Inner reflections

May 26, 2005 20:33

I just found out alot about myself tonight, and maybe i need to think myself over again. It's that time for proverbial self-cleaning again. So. I'm gonna make a resolution to be less.. annoying, less overbearing.. less caustic.. smart alicky.. and.. just.. less mean.

I always knew i was rather annoying. I think it could be attributed to alot of things, yet because they are so numerous things that attribute to it it's hard to pin down that. I think it's an ingraned personality thing. Depending on how i meet you i'll either come off.. slightly intellegent, humble and meek and more embarrised than you could imagine, or a very annoying girl you thought was 15.

Caustic.. smart alick, sarcasm. Yes, i'll freely admit i like to use all of them. Sarcasm is kind of like a fishing line. I only use it with people i think who can appreciate dry humor. Then again, sometimes i over cast it, miss the target and use it on the wrong people, offending them or making myself not welcome where i am. So, before i reel the line in, i should see who the target is.

Nothing i ever do is an act. Each way i am-- is me. It's just different faucets that make up me. I make a huge effort to be friendly, a person who can learn, a listener, a watcher, a vocalist and sometimes a humorist. I guess i dont judge who i use them on well, either. For i seem to have offended a few people i learn and that bothers me.

It's not the feeling of dread.. but more of "wow, i'm really like that? I'm really, really and idiot" feeling. I know you've all had one there.

My intentions i guess, are never clear. And in the end i think i end up pushing all my friends away, wheither on accident or purpose i dont know.

I know i've lost touch with alot reciently. Friends, extended friends, mentors, family... i think it all just happens. So... maybe i need to fix it. Well. wait, there is no maybe. I just need to find out what i'm doing wrong.

My biggest fear is simply everyone elses: being rejected. No one wants that. just as sometimes no one wants to open their eyes and see the truths before them. And tonight, some truths were layed out very plainly to me. and it's made me think twice about what i do and who i present to people. I'm against making up images to be polite to people. for i believe you really should be who you are. and sadly enough, it either gets me hated, or not liked, because i am who i am. Yet at the same time, when people tell you truths, and you want to fix them, you can't help but wonder if after you've royally screwed up, that that person won't believe you.

I want nothing more to be believed, and known that when i choose to, i am serious. and what i say, is true. So.. to all of you out there reading this horribly.. interperspectivly writing, if i've done anything to offend you, use this as one step of an apology to you.

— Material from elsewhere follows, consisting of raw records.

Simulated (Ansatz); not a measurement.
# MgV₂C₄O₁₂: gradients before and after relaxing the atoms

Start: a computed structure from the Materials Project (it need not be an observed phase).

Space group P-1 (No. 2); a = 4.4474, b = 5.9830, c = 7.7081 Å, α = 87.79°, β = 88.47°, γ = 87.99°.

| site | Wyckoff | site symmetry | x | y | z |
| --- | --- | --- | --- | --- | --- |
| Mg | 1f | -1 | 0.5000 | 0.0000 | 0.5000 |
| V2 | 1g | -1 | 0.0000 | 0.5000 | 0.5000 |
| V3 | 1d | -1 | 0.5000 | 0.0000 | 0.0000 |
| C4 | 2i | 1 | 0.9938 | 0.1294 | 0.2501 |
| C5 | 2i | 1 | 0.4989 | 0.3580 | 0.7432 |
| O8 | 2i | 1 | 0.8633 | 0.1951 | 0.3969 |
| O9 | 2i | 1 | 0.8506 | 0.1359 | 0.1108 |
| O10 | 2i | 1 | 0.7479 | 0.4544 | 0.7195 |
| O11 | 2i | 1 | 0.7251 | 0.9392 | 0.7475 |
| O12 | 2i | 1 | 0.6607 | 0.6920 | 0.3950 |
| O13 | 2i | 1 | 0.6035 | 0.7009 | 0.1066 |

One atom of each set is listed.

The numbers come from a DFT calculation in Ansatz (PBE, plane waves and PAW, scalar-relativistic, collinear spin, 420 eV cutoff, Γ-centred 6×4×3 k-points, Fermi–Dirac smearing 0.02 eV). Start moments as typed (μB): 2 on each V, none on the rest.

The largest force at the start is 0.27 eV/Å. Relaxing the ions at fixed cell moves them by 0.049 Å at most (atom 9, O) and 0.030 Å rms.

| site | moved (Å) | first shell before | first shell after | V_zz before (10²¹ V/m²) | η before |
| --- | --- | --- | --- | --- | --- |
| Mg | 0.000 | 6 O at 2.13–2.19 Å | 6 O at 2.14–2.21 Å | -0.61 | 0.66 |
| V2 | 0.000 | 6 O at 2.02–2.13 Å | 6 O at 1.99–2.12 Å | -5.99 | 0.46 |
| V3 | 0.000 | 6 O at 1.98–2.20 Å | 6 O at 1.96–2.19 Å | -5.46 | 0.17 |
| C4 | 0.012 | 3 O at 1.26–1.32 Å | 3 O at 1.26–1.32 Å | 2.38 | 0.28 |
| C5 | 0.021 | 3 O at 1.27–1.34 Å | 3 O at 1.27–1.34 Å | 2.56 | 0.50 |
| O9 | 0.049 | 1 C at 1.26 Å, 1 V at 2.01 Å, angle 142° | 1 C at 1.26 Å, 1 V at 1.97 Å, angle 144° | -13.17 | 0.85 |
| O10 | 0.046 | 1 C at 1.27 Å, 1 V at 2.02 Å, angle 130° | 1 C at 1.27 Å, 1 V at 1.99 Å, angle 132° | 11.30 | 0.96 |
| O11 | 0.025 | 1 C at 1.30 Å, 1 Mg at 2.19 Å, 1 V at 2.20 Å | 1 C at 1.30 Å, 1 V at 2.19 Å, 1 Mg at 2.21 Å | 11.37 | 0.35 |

All of you know who you are when i say 'friend'. I don't think i need to list you here, as, we all know, i'd likely miss someone because i find one of the most hardest tasks yet is listing all your friends. But know that my sarcasm, wit, or elsewhich is never meant to be taken the wrong way, or hurt. and if it has in the past, then.. i am sorry. I will make a consious effort to be less sarcastic so's to not offend anyone.

I think, just like a garden, i need to weed myself out and find out where i am going now in life. I know that i now have a job, if not a real career. and i have already taken the first step in 'going somewhere' with my life that i have. And maybe the next step is simply starting here with this entry. straightening myself out.